Leave it to Ian McEwan to coin the era that follows climate change which Tom Metcalfe, an academic who narrates the first part of What We Can Know, refers to as the "Degradation." Though rising seas and nuclear war have mostly reduced merry olde England to an archipelago replete with marauding tribes, very little about fundamental human nature has changed other than the finger-pointing anger that characterizes a future generation who can't forgive the perpetrators of contemporary environmental inertia: us.
Imagining the future a century hence enables McEwan to flash his sardonic wit--Nigeria, for example, controls the internet--while at the same time nailing mankind's current headlong rush to paradise lost through Tom's historical consciousness.
I prefer teaching the post-2015 period, when social media were beginning to be drawn into the currency of private lives, when waves of fantastical or malevolent or silly rumours began to shape the nature not only of politics but of human understanding. Fascinating! It was as if credulous medieval masses had burst through into modernity, rushing into the wrong theatre and onto the wrong stage set. In the stampede, grisly government secrets were spilled, childhoods despoiled, honourable reputations trampled down and loud-mouthed fools elevated.
Rose, Tom's "just the facts, please" colleague in the barely afloat humanities department of a much diminished university, accuses him of romanticizing the past and falling in love with Vivian, the wife of a poet, Francis Blundy, whose supposed masterwork, dedicated to her as a 54th birthday present, has been lost to time after an initial, private reading. Tom has immersed himself in the lives of the couple using a feast of electronic bread crumbs, including e-mail and text messages and journals left behind by Vivian who earlier lost her soulmate, a luthier, to Alzheimer's and entitled arrogance.

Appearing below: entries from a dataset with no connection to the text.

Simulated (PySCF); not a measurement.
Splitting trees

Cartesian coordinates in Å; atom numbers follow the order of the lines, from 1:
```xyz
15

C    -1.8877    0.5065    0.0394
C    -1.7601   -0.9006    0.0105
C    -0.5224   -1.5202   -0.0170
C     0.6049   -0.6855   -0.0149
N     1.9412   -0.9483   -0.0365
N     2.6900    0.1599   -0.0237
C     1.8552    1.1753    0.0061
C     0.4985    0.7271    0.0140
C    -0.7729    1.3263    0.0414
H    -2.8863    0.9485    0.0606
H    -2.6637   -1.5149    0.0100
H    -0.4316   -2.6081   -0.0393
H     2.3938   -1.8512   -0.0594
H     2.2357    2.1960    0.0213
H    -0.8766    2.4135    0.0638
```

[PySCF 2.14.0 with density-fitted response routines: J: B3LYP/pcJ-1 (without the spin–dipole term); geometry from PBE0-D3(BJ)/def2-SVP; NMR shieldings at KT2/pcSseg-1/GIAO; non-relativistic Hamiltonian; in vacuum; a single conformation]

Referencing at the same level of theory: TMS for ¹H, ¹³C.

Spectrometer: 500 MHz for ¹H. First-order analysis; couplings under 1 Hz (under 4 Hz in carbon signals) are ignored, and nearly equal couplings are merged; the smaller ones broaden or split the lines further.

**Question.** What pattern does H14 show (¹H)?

My journals are on a shelf above a writing desk in our cottage sitting room, but I’m happier to be free of them and exercising my memory. Working hard at it, as in a mental gym, making the effort and prising open a scene, opens others along the way. It gets easier the more I try. In addition, guilt and remorse are useful aids to memory. I use the journals mostly to remind myself of the sequence of events, on which memory is notoriously weak. The past, jumbled in the mind, survives in its own special tense, a form of ahistorical present. A journal, whatever its quality, fixes events like beads on a string.
(Does it ever, as I can affirm after having kept one since the early 80s!)
McEwan links Tom's fascination with the night Francis reads his "Corona to Vivian" to another event a hundred years earlier, the "immortal dinner of 1817" attended by William Wordsworth, Charles Lamb and John Keats; thus, the 2014 dinner Tom imagines is at the mid-point between a still pastoral England and the ravaged present. Fortunately, what initially seems like a sci-fi inflected exercise in literary erudition soon evolves into an absorbing, almost Hitchcockian mystery powered by buried treasure, the elusiveness of truth--particularly in an emotional context--and the essential selfishness of human existence. To say much more would give way to spoilers. But as Vivian, very much an underestimated woman of our time, notes:
I delighted in the afternoon sun on my bare arms and felt capable, given life’s brevity, of ruthless insistence on my small share of the world’s pleasures.